My tutor today is Helene from Masala Herb, a talented Austrian/French blogger now happily married and living in Goa, India. The Masala Herb blog is devoted to sharing exotic local ingredients used in fascinating dishes. Often both the ingredients and recipes are unfamiliar to me and a source of continual intrigue.
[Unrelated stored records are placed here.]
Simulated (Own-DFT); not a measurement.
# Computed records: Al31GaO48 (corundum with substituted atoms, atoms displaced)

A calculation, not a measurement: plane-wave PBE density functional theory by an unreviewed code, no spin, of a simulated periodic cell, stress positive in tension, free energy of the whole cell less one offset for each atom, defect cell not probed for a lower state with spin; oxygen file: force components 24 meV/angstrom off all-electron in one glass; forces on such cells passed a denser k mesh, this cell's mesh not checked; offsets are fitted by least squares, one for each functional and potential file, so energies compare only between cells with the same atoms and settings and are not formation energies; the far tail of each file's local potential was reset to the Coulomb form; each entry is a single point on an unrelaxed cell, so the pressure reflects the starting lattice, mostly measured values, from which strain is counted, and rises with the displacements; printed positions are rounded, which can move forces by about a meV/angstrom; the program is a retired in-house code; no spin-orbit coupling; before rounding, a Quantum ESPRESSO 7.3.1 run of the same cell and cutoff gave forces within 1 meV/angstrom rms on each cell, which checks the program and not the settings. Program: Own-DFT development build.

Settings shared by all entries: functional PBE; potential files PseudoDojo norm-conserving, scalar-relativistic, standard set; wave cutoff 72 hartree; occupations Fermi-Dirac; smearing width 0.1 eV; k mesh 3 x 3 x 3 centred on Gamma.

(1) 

Today's recipe for Shakshuka is a great example of an unfamiliar recipe I couldn't resist trying. Helene says Shakshuka is a favorite Israeli breakfast and after sampling the interplay between the soft-cooked eggs and savory, chunky tomato sauce, I can see why. It's also a beautiful dish that could easily serve 6-8 people (just add a few more eggs) - perfect for brunch with the in-laws. For even more fascinating ingredients and recipes, drop by Helene's marvelous Masala Herb blog.

About the Author
  1. "I love discovering new cooking ingredients. It might be some fruits, veggies, meats or seasonings or anything else eatable (except insects!). I get double excited, if that new ingredient is mesmerizing and if I can use it in different ways in my cooking."
  2. "My mum used to make Veg soup too often when I was a kid, now I have trouble just looking at it."
  3. "I was a Vegetarian for 1 year. I tried, but its not for me! I was missing my European meats. *sigh*"
  4. "Cooking was my most hated subject in school and college time. Only in the last year of college I started to enjoy it. The teacher in the last year was a wonderful person, she kind of inspired us all. I discovered my love for cooking in India. I was missing all those wonderful European dishes and the restaurants here at that time just didn't satisfy my needs. So, I tried to cook wherever I used to stay, even though it was difficult and me and my husband couldn't live together because of the culture..."
  5. "Eating Indian food at the beginning was a torture for me! My body was not used to spices and I got quickly sick, I recovered but still, the chilli was too much... Eventually, my mother in law introduced me to some excellent dishes and I guess I just got used to it. Anyway, now I just love Indian food and the spice dimensions of this particular cuisine!"



How to Make: Shakshuka
Original recipe courtesy of Masala Herb
For a printable recipe with complete list of ingredients and steps, see the original recipe

Large Onion, Peeled and Halved
Shakshuka is a very easy recipe with just a few preparation steps. It all starts with one large
yellow onion. Peel the onion and dice.

Onion Diced
For an even faster dice, I used my onion dicer gadget

3 Large Ripe Tomatoes
Next comes the tomatoes. You will need about 1.25 pounds of very ripe tomatoes. I found
these 3 large tomatoes which were just over 1 pound.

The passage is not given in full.